Cunningham cements his greatness in Brigid’s fabled story
TOP MAN: St. Brigid's senior football manager, Anthony Cunningham, celebrates his side's Connacht club senior football success against Maigh Cuilinn at King and Moffatt Dr. Hyde Park on Sunday last. Picture: INPHO/James Lawlor
Anthony Cunningham does like a dramatic finish.
And while Ruaidhrí Fallon’s 57th minute strike didn’t quite reach the dramatic heights of Karol Mannion’s stunning injury-time effort against Corofin 19 years earlier, its resonance was no less impactful.
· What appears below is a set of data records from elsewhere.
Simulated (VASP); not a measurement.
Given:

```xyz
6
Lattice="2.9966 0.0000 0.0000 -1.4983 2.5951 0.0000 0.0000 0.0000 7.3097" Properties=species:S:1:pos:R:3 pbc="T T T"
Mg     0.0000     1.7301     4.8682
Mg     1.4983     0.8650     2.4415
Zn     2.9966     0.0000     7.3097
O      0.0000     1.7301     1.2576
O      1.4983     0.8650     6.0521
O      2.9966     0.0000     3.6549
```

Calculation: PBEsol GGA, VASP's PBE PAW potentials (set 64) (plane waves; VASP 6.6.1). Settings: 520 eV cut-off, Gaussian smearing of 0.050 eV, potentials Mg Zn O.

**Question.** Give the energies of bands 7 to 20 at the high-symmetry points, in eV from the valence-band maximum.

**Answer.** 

St. Brigid’s maiden provincial success in 2006, with Cunningham steering the ship, allowed the club to put down a marker in the sand. Five Connacht titles later, an evolving success story has plenty more chapters to pen.
But this is the point — Anthony Cunningham’s legacy as a great manager has been literally transported into his own living room.
Among the people that have adopted the former Galway hurler as one of their own, a second Connacht club title — and third provincial title overall after Garrycastle’s success in 2011 — means that history will look very kindly on his contribution irrespective if St. Brigid’s go on and bring the Andy Merrigan Cup back to Kiltoom for the second time in the club’s history.
Cunningham is such an amiable character — a grafter, just like he was on the hurling fields he graced all over Ireland in the maroon and white.
His second coming as St. Brigid’s manager was confirmed only a few weeks after Jerome Stack stepped down in the aftermath of the All-Ireland final defeat against Glen in January 2024. It was obvious that Brigid’s minds were concise and clear in terms of what the club wanted.
They say you should never go back a second time, but Cunningham, despite being under immense pressure to deliver silverware, has surrounded himself with solid people and made it work.
When Pádraig Pearses edged out the then reigning county champions in last year’s quarter-final, the knives weren’t exactly being sharpened around Kiltoom. But it’s fair to deduce that people had their doubts about Cunningham’s ability to deliver at this stage of such a distinguished managerial career that has been defined, for the most part, by success wherever he has travelled.
On Sunday, those doubters — by virtue of St. Brigid’s grinding out a victory over a terrific Maigh Cuilinn team — were silenced.
People will say that Cunningham has the players to make it work. But ask Liverpool manager, Arne Slot, about fitting quality into a system that best suits a team.
Gaelic football’s new rules have been parachuted in, but the St. Brigid’s manager has trusted his players to rely on their natural skill and footballing intelligence to get the job done.
Only Castlerea St. Kevin’s kicked fewer two-pointers in the Roscommon championship. On Sunday, Brigid’s were wiped out at midfield — usually a recipe for disaster in the modern game. But they still found a way to win against one of the most physically imposing sides they had ever come across.
It was the sort of wholesome victory that, deep inside, would have left the manager dancing jigs of delight.
Nineteen years ago, players like Mannion, Mark O’Carroll and Frankie Dolan took Cunningham to their hearts. Now, a new crop of St. Brigid’s heroes like Brian Stack, Conor Hand and Ben O’Carroll are doing the same.
It says everything about the man’s way with players who will run through a brick wall for him.
To beat an excellent Pádraig Pearses team, the Mayo champions and now Galway’s kingpins on their way to provincial glory means that Brigid’s are road-tested ahead of an All-Ireland semi-final against Kilcoo or Scotstown on the first weekend of January.
With momentum very firmly in their sails, allied with Anthony Cunningham’s proven track record as a manager, anything is possible for this talented and grounded group of players.